The tunes from the California-based band He’s My Brother She’s My Sister are so sun-drenched and punchy it will make you want to burst out your front door in skivvies, popsicle in hand, and declare to the neighborhood that “Summer is here!” OK, it’s January in Oregon, so put a robe on already, flick on your sun lamp and drop the needle on their 2012 EP Nobody Dances in This Town. But I couldn’t possibly describe their music better than LA Weekly: “Their voices mingle like glamour in the desert,” and “party music for coyotes drunk on champagne.” Who doesn’t want to party like bubbly-swilling coyotes?
The band’s name is actually very accurate, or at least it was at the beginning when it was just siblings Rachel (vocals and a mean tambourine) and Rob (vocals and guitar) Kolar. But now the band could be called “He’s My Brother She’s My Sister He’s My Landlord He’s My Friend She’s My Friend” after adding friend and landlord Aaron Robinson (slide guitar), friend Oliver Newell (upright bass) and friend Lauren Brown (tap dancing drummer — yes, she wears tap shoes and busts out beats on top of a drum). With unique takes on rockabilly, folk, punk, psychedelia and vaudeville, the troupe has described themselves as “glam-a-billy,” “flamboyant folk” and “vaudeville blues.”
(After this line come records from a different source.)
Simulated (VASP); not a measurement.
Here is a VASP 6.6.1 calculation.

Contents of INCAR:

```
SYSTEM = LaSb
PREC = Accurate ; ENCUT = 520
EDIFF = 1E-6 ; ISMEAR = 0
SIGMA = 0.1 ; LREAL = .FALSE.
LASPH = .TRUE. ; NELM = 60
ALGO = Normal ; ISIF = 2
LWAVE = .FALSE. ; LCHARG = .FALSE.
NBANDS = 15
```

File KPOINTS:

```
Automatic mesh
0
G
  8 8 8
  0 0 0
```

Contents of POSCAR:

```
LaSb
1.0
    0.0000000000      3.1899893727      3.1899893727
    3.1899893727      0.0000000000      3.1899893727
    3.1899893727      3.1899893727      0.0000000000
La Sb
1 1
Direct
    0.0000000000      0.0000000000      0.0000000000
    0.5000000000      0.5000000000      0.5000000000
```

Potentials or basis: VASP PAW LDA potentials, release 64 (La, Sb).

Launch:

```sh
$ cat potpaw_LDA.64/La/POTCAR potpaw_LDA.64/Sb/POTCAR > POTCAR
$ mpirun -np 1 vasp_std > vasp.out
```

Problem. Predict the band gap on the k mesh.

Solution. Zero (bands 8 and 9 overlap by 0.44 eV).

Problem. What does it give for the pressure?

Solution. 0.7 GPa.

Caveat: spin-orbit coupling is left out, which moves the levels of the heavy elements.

On “Let It Live Free,” brother Kolar sounds like a raspy, rockabilly version of Jim Morrison or Edward Sharpe (the band toured with Sharpe and the Magnetic Zeroes in 2012). Sister Kolar’s voice has strands of Patsy Cline and Iris Dement on the catchy “Slow It Down” and the twangy “Tales That I Tell.” If you want to hear some foot-tapping percussion à la apple crates, listen closely to the aptly named “Clackin’ Heels” (see Brown in action in the music video). When this bohemian-mod-glam carnival of a band plays at Sam Bond’s, unlike their album title, surely people will be dancing in this town.
He’s My Brother She’s My Sister plays 9 pm Wednesday, Jan. 23, at Sam Bond’s; $3-$5.